To live from the ego is to care more about being righteously justified with our actions or having our myopic beliefs validated than being a conduit for truth, or doing good deeds that in their impact reverberate beyond the self-serving concerns of our tribe/s (how often have you heard the claim made that you need to think a certain type of way about an event in order to be on the ‘right side of history’). This is problematic on a number of fronts, not least because that attachment to being right will blind us to any errors in our worldview. What are commonly defined as ‘alternative facts’ that we can push to make the case for our ideological positioning have their roots in this denial, as the ego can’t tolerate having to face a reality that is different from the story it tells itself, and us, which we will uncritically digest to have our preferred identitarian constructions affirmed. Here, I am reminded of a Costanza-ism from one of my favourite sitcoms Seinfeld, where one of the main characters George puts forward that “it is not a lie if you believe it”.
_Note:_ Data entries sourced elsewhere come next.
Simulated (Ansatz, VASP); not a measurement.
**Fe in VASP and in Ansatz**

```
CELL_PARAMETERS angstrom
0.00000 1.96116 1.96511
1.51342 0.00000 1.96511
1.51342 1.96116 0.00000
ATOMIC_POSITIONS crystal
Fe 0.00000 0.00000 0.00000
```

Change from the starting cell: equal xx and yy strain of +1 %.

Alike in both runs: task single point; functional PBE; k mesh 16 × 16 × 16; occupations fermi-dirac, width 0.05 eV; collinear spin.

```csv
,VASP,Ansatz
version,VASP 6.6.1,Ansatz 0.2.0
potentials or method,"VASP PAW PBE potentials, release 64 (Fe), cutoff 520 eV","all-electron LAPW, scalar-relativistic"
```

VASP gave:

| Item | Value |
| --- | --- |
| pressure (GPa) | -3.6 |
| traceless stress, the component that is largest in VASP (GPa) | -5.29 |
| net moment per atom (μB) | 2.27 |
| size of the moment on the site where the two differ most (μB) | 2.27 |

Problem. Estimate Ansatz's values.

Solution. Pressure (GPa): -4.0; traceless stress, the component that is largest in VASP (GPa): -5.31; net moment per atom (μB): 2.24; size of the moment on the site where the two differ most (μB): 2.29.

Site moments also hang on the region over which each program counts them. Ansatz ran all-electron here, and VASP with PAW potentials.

But how grounding or mutually life enhancing is this perspective? If anyone reading this has ever seen that show, they will quickly come to realise what a dysfunctional cretin George’s character actually is, and taken outside of the realm of fictional comedy, the real-world effects of such a crooked ethic can have truly devastating consequences for vulnerable groups of people who are cast as sub-human by a dominant group that is intent on eliminating them or using them for instrumental purposes. History is replete with examples of this occurring to justify an appalling range of behaviours. For slave traders and owners to treat the people they ‘owned’ as chattel, they first had to conceive of those slaves as a lesser form of being. The same can be said of the Nazis who routinely dehumanised Jews by labelling them as ‘vermin’, ‘rats’ and ‘parasites’, or the Hutu militias, who in the Rwandan genocide commonly referred to the Tutsis as ‘cockroaches’.

Often it is the case that those who preach tolerance are the very people who are least capable of practicing it. Lying at the root of their hypocrisy is a fractured state of being that in its external manifestation will only serve to provoke opposition or exacerbate conflict. How often have you been in a discussion with someone and then the conversation goes off the rails when either they or you say something that is blatantly hypocritical? That dissonance may also involve behaviour that does not accord with one’s stated beliefs (the ‘do as I say, not as I do’ phenomena). I know in my own disagreements with other people that what will often trigger my anger away from any legitimate points they are making is when they perform mental gymnastics to claim something that benefits their argument while denying the contradiction or undermining of their previously stated position. When this occurs, what I find triggering is not that they might think differently than I do, but that they are willing to distort the truth to achieve an outcome that is favourable to them. I don’t think it would be too extreme to say that it is reprehensible for someone (including ourselves) to be willing to sacrifice the ‘capital T’ Truth that underpins reality in order to preserve the ‘small t’ subjective truth that is represented by their ideological worldview.

To have any hope of salvaging such an interaction, I would have to refrain from invoking my ego in kind and probe beyond their inconsistent logic to get at the heart of what is actually going on. While this remains challenging to accomplish as one remains a participant to a debate, an independent arbiter can fill that role and adjudicate on what the parties are putting forward. Here, we see another benefit of the centrist who by not having a proverbial dog in the fight can serve as an ally in brokering peace, or at least a common understanding between the parties that can form the basis of mutually beneficial action moving forward. As they occupy this neutral territory, they can also act as a conduit of what is fair and just between the parties. While serving in this role may command a certain level of respect because the centrist isn’t seen to have as much to gain from their involvement as the parties to the conflict, the drawback of their presence in the process is that they will inevitably draw the ire of one or both of the sides, who because of the determination made may feel a sense of diminishment or defeat. In professional sporting contests, the most abused person on the field is often the umpire, and in our working lives that same disgruntlement is often reserved for middle-managers who must serve as a go-between and reconcile the interests of the executive members of an organisation and the workers on the ground who report to them.